This runs very quickly because we can filter the input in one pass without the need to pipe the output or reverse the file first.

---

Now, let's apply it to the example in the question:

sed -n '/^date pattern$/ {h;n;}; /ALARM/ {x;p;x;p;}' < input.txt

This just plugs the specific patterns into the Sed program that I described above—it outputs the most recently seen date and the matched line every time it sees ALARM. Because the question only wants to show the last line containing ALARM after each date, we need to modify the program slightly:

sed -n '
    /^date pattern$/ {
        :alarm
        x
        /ALARM/ {s/^\(date pattern\)\n.*\n\(.*ALARM.*\)$/\1\n\2/;p;n;}
    }
    /ALARM/ H
    $ b alarm
' < input.txt

Instead of holding just the date line, this buffers the date and each of the lines containing ALARM until Sed encounters the next date, after which it will print the the date and the last ALARM line in the hold buffer. We check for the presence of ALARM so we don't print a date when no alarms occurred. :alarm declares a branch label that we can return to using b alarm as we do for the last line of the file (denoted by $) to handle anything leftover in the hold space buffer.

I used [A-Z][a-z]\+day [0-9]\{4\} for date pattern in each of these examples, but adjust as needed.

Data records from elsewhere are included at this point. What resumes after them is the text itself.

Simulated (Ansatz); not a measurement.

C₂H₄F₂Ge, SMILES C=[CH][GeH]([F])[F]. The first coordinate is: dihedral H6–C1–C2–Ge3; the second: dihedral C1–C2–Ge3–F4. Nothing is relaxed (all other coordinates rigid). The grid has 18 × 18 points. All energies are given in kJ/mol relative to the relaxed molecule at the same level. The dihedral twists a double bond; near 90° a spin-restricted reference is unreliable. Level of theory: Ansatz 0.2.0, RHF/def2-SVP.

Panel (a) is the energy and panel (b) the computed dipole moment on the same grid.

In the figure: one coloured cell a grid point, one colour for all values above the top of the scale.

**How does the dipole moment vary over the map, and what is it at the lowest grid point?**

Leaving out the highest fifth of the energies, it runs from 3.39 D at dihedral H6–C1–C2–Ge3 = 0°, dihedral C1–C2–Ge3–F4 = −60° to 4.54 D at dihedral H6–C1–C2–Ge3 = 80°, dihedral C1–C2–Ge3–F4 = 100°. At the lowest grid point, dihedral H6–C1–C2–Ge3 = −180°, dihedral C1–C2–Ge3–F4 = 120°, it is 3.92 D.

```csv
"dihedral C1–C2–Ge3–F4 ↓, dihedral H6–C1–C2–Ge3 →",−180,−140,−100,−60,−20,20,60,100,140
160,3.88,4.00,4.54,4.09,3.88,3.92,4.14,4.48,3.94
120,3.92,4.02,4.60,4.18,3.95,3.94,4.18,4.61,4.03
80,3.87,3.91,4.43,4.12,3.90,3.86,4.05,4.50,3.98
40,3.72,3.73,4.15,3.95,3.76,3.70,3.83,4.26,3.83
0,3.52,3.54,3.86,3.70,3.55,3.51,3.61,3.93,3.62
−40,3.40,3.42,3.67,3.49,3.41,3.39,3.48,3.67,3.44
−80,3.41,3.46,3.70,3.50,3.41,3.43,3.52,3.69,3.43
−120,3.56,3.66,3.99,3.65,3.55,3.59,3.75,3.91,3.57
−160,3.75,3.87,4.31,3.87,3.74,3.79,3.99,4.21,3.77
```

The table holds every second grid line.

Edit: I think I misread the question. It looks like we only want the last date and the last alarm line from the entire file. If this is true, using Tac to reverse the file first is faster, but consumes more memory:

tac input.txt | sed -n '/ALARM/ {h;:a;n;/^date pattern$/ {p;x;p;q;}; ba;}'

With this approach, we store the last alarm in the file and print it after we find and print the last date in the file. We use q to exit as soon as we find the last date to avoid processing the rest. If we don't have Tac on our system, we can use Sed to reverse a file as well:

sed '1!G;h;$!d' < input.txt | sed ...

Answer 2

assuming date pattern is Monday 2017

grep -E 'Monday 2017|ALARM' | grep -B1 'ALARM'

second grep is to remove multiple date pattern between ALARM matches,

EDIT: reading again question it seems only the last line matching ALARM is wanted, I would do with following perl one liner:

perl -ne 'if(/Monday 2017/){$last_date=$_}if(/ALARM/){$date=$last_date;$line=$_}END{print $date,$line}' <<END
Monday 2017
foo foo foo foo foo foo foo foo foo foo foo foo 
foo foo foo ALARM foo foo foo foo foo foo foo foo 
foo foo foo foo foo foo foo foo foo foo foo foo 
foo foo foo foo foo foo ALARM foo foo foo foo foo
foo foo foo foo foo foo foo foo foo foo foo foo
END

Answer 3

Awk + tac solution:

Sample myfile.log contents:

some text text text
Sunday 2017
foo foo foo foo foo foo foo foo foo foo foo foo 
foo foo foo ALARM foo foo foo foo foo foo foo foo 
foo foo foo foo foo foo foo foo foo foo foo foo 
bar foo foo foo foo foo ALARM foo foo foo foo foo
bar foo foo foo foo foo foo foo foo foo foo foo
Monday 2017
foo foo foo foo foo foo foo foo foo foo foo foo 
foo foo foo ALARM foo foo foo foo foo foo foo foo 
foo foo foo foo foo foo foo foo foo foo foo foo 
foo foo foo foo foo foo ALARM foo foo foo foo foo
text foo foo foo foo foo foo foo foo foo foo foo

---

The job:

awk '/ALARM/{ f=1 }f && /^[A-Z][a-z]+ 2[0-9]{3}/{ print; exit }' <(tac myfile.log)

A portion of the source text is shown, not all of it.